W2639 TO ISAAC B. MCQUESTEN from William Dunn
[Written sideways at top of page:]
Jun 24 1884
From: New York
I.B. McQuesten Esq
I regretted that I was unable to get back from Newark in time to meet you at the hour appointed. The timing was late and I reached the "Cooper Union" a very few minutes after you had left.1 I should have gone to the 5th Avenue Hotel & Lexington Ave. But thought you might possibly return so waited until the Building closed. I can assure you I used every exertion to keep the engagement. I omitted mentioning to you (I think) that I had to meet a party in Newark at 2 P.M and was delayed so long as to prevent taking an earlier train at a nearer Depot and went nearly 2 miles to take advantage of the next train reaching here.--
In my last letter I stated that I had made arrangements with a party to manufacture the Forge and put it on the market. Since then I have deemed it not advisable to carry out this arrangement because it might complicate matters in the event of finding a purchase for the entire business. I have not got the Forge Patented for two reasons, first because I had determined not to expend any more in Patents until there was bona-fide evidence of the article paying for itself without much outlay. I have brought this last article to perfection at a considerable expense both of time and money. And have reduced it to a minimum in cost through careful manipulations of the Patterns etc. I have sold in Newark to almost every Band Saw user there large and small and with much satisfaction. One machine selling another, I have not canvassed New York much because here I have the German element to those I never shall waste time in the attempt to get them to buy anything especially anything new. In a word I have [brought??] this machine to a more satisfactory result than I expected at the outset and have everything in workable shape without further outlay then actual material and labor in the making up.
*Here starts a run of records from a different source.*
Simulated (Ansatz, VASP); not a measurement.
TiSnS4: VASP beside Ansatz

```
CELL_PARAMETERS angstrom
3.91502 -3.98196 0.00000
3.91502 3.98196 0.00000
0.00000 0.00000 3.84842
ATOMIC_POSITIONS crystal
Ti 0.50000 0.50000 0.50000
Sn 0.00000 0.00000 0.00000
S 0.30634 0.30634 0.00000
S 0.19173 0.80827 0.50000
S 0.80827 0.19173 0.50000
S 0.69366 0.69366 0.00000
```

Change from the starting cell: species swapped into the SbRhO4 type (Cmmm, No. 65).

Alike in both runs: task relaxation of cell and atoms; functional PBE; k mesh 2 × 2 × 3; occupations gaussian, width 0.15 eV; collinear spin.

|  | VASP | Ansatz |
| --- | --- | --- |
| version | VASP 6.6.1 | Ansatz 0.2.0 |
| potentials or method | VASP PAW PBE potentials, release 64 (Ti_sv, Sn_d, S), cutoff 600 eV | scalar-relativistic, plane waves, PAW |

I know that I have consumed time and money on this that perhaps ought to have been expended in the disposing of those that preceded it. My object in completing this has been given before although my course in this may not be satisfactory. I have done it for the best and am certain that the result will prove so. I am now getting a large number of the Forges made and have some orders ahead. And a couple of parties want to go out to sell them. One from Newark especially who has been advised and recommended by a Firm who purchase. I have reduced the cost of the machine to about $2.50 and perhaps a little less and shall sell to the trade $9.00 [30 %??] and retail at $10 [10 %??] for spot cash. I have thus gone over the whole of this matter. I know that considerable work is now in delaying applying for a Patent but I have not got the money to spare for that at present, the proving the advantages and the getting the machine ready for the market has consumed considerable as well as the expenditure on the other articles. The object of going over the present at such length is for advice. I can get a party to take this Patent for an interest in [??]. 4 [sic] this will to a certain extent or possibly may to a certain degree operate against the sole object I had in getting out the machine to assist in disposing of it and the "Sett" together. Taking the view that the one might not be considered a sufficient business the two would be. The Forge is now not only adapted for Brazing Band Saw but for other purposes where a quick and [??] [??] required.--You having, I consider, as much interest and right to this matter as myself, portion of the money advanced by you having been devoted to the developing the article. I do not feel warranted in taking my decisive action towards the disposal of it,or allowing any other to become interested if there is a possibility of such arrangement conflicting with the object for which it was constructed without your consent and approval. My earnestness in the subject is the only excuse for writing such a letter.
1 Dunn had a tendency to miss or reschedule meetings with Isaac and Calvin Brooks McQuesten and although by 1885 he had promised to send them the train car coupler models, the trunk containing them was delayed (see W1728). For more on Dunn, see W2554a.